Well it had a catch, it had to be used within a certain time frame and I didn’t have any trips upcoming for like another 9months. So by the next time I was flying, the offer had expired.
Yeah, I hear you. I would imagine that you end up waiting for a stall a lot more often than i do because the handicap stall is the stall of first resort for a lot of people and you need it not only for pooping but also for peeing. The poster you replied to asked if it would be OK if they vacated the stall if and when you showed up. Is THAT too much of an inconvenience?
The handicap stall might be somewhere be analogous to the handicap seat on the subway. you can sit there with the understanding that you vacate the seat if someone who needs it boards the train. Or the handicap seat at the movies, you sit there at your own risk if someone who needs it comes along, you have to move.
One more time-the average aisle is 17 inches wide. The average coach seat is between 17 and 17 1/2 inches wide. That seat is already too narrow to be comfortable for most people, and to safely fit down the aisle it would need maybe an inch and a half on each side. This would mean your hypothetical movable aisle seat would have to be, at most, 14 inches wide. No amount of engineering on earth can change this. Could you sit in a 14 inch wide seat for any amount of time in comfort?
Could you sit in a 14 inch wide seat at all?
I’m a bit confused as to what exactly you are referring to. All I’ve been talking about is modifying something THAT ALREADY EXISTS (the “aisle chair”). Do I need to say that one more time? Should I say it slow? Let me know.
Sometimes the term “aisle seat” was used, which confuses the matter. Let’s examine possible solutions to your problem.
Scooting on your ass down the aisle is too silly and dangerous to even consider. It blocks the aisle for too long a period of time, and if anything happened along the way it would be a bitch to safely get you off the floor and back into your seat. I presume you weigh over 150 lbs., which is too damn much to expect a steward or stewardess to lift off the floor. Solution? Don’t do this.
Scooting down the aisle on the aisle seat without the safety straps. If you fall off, well..see #1. Solution? Don’t do this.
Buckling yourself in and doing it yourself. The attendants have no way of knowing if you are qualified to do this, but they do know that they are in a world of hurt if they allow you to do it and something bad happens, so they can’t. Solution? Don’t do this.
Stick or little wheels to propel you which supposedly works just fine for you. Like #3, the attendants don’t know jack about you and your amazing abilities, and so the aisle chair was designed to work with the average handi-capable person in mind. Possible solution? Find or invent your own that would fit airline regulations, and try to convince them to let you store in on the plane. I don’t know how far you’ll get what with storage space on board being what it is today, but maybe if it was collapsible…?
Just because you really really believe it doesn’t make it objectively true.

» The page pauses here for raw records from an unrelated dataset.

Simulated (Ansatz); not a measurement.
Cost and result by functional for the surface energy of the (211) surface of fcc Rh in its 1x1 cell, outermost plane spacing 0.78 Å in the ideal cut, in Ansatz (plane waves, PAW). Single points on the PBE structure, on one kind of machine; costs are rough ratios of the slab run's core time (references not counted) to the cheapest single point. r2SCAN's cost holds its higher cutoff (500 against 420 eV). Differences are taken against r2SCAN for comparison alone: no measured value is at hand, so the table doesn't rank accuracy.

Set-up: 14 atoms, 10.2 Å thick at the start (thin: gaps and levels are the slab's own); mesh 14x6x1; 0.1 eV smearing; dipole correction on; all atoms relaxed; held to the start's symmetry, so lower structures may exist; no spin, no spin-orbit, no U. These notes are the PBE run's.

Doesn’t the fact that disabled advocacy groups are nto responsive to you tell you that perhaps you might be incorrect?
Does the fact that you hear people say you have an overdeveloped sense of entitlement “all the time” tell you that you might have an overdeveloped se4nse of entitlement?
I for one have never heard anyone in public or private accuse the disabled of an overdeveloped sense of entitlement and yet you hear this to your face “all the time”? Are you exaggerating or do you surround yourself with people who are paralyzed from the neck down?
Ok, “all the time” might be a tad hyperbolic but i have heard it in person before. And no, the disability advocacy groups in my area are simply pathetic. And really it’s just “group”, there is just one. It’s poorly run, poorly funded and doesn’t really even live up to it’s name. And just because OTHER ppl call me entitled doesn’t make it objectively true.
Not sure if you missed these posts Jamie, but I am curious as to what your thoughts are regarding these responses. My expectation is that even if they could design a self-propelled chair, it would do nothing to alleviate airline attendant involvement or reduce the apparent intrusiveness of the safety features of the chair. As such, I am surprised to hear that you feel that there could be significant improvement to the status quo.